Tuesday, June 7, 2016

Housing: Part 158 - Low Down Payments and Stability

Subprime loans and highly leveraged homes have taken such a central position in the narratives about the housing boom and bust.  Yet, my review of the data suggests:

  • Local supply and rent were the overwhelming factor behind home prices.  Credit appears to play a very minor role.
  • There was no increase in low income owners during the boom.
  • There may have been no increase in the total number of highly leveraged homes.  There certainly was a decrease in market share of Ginnie Mae + Subprime.
  • Subprime loans don't appear to be related to marginal new homeownership, in the aggregate.
  • Nonetheless, neighborhoods with high numbers of highly leveraged homes were more vulnerable to large price declines.
In sum, the importance of all of this is probably much lower than the amount of attention it has received.  The price declines should never have happened, so the existence of highly leveraged homes should not have been a systemic problem.  But, highly leveraged mortgage options don't appear to facilitate much homeownership.

Further, if one does conclude that credit availability does cause home ownership and home prices to rise, then a regime where credit availability is limited is a regime that creates a deeper divide between owners and non-owners, and increases the relative incomes of those with access to credit.  This is a mathematical inevitability.

In the end, I'm not sure that it matters much at all what policy we have.  Whatever balance we strike in marginal credit markets, the marginal difference is overwhelmed by the effects of our moral panic about private lenders and borrowers.  Marginal borrowers, on the whole, are probably capable of engaging in credit markets like the rest of us do.  They will have higher levels of risk, but I don't think the risk levels in any regime we are considering are outrageous or unmanageable.

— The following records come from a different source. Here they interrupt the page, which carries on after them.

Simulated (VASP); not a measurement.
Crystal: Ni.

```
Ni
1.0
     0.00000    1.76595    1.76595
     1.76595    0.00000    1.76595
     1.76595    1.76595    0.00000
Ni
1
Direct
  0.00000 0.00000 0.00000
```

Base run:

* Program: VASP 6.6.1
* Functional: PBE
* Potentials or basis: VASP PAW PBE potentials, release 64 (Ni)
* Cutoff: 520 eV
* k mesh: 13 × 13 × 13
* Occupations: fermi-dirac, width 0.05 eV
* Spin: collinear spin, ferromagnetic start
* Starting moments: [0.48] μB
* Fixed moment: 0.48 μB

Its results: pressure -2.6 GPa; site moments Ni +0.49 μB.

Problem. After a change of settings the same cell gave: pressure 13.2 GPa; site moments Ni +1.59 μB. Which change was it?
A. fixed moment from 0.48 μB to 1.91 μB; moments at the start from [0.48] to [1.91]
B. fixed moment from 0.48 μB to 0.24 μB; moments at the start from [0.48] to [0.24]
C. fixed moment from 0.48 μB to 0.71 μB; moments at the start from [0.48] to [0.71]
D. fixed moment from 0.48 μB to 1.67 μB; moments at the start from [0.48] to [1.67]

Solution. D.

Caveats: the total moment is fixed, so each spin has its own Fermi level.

Their main risk, though, is that every once in a while the rest of us dirty our pants while we tell each other ghost stories about predators and speculators, and then we go and implement highly disruptive policy shifts.  As unpleasant as some marginal activity in credit markets is, the unpleasantness we impose, through our concern, is an order of magnitude worse.  So, maybe we need to limit access to credit on the margin in order to protect them from us.  At this point, credit constraints are creating large influences on home ownership because we have gone far beyond just cutting down on high LTV loans.

One result of that is that low-end landlords will be making high returns by renting to low income households who are locked out of those credit markets.  That isn't happening because landlords suddenly became more greedy.  It is the inevitable result of closed access policies.  Or, using North, Wallis, and Weingast's language from "Violence and Social Orders", it is a limited access order.  That is what we are imposing, in order to protect marginal households.  Limited access orders, by the way, are not associated with stability.  But, when low income households who didn't have a chance to be owners are evicted, we direct our ire at the landlord, not at the Consumer Financial Protection Bureau.

One last point I would like to consider is the idea of the homeowner-in-name-only where households with no equity had all the upside of ownership, but left the homes with the banks when prices dropped.  The idea is that they were speculating recklessly by trying to take the gains of ownership without actually investing capital.

But, I think that position is more benign than that description implies.  Especially for marginal households in low priced neighborhoods, there is a large premium to control and certainty.  For landlords in those neighborhoods, the risk of bad renters is large, and the premium they earn on the properties reflects that risk.  The main return the homeowner earns in that context isn't the speculative gain from unsustainable expectations of home price appreciation.  The main return is the capture of the premium that comes from being responsible tenants in the home they own.  In effect, this can be the source of their accumulation of equity.

So, even though, in the aggregate, I'm not certain that these loans make much difference, the potential cost of shutting them down, in qualitative and quantitative terms, is high.  The main reason we have to impose those costs is because the rest of us have a tendency toward moral panic.

Maybe one solution is to get rid of the pressures on the GSEs to pursue affordable housing and go back to a concentration on FHA/Ginnie Mae loans.  I don't think there is much difference between using private conduits, the GSEs, or Ginnie Mae as the source of high LTV ownership in practice.  The main difference is that our tendency toward moral panic declines respectively among those sources.  We are much more comfortable with mortgage insurance firms earning profit on Ginnie Mae loans than we are with the mezzanine tranche of subprime originations that provides the same service.  In some ways, the question of why that is isn't that important.  It just is the way it is.  The best outcome would probably be to remove the federal government from the market so that innovations that were less dependent on highly leveraged debt could develop.  But, private ownership programs not based on highly leveraged debt would probably involve some sort of shared equity or some sort of call option arrangement.  Most of those innovations would probably be vulnerable to populist panics and the same national bouts of Munchausen Syndrome that we currently are engaged in.

6 comments:

  1. I still can't find the specific market failures that are keeping home prices "too low." For example, if landlords are making excess returns why aren't they simply buying more properties thus pushing property prices to equilibrium? Even private equity appears to be moving away from the business.

    As you know, I think current prices are cheap for a reason...the earnings outlook for the bottom half of the population is truly terrible.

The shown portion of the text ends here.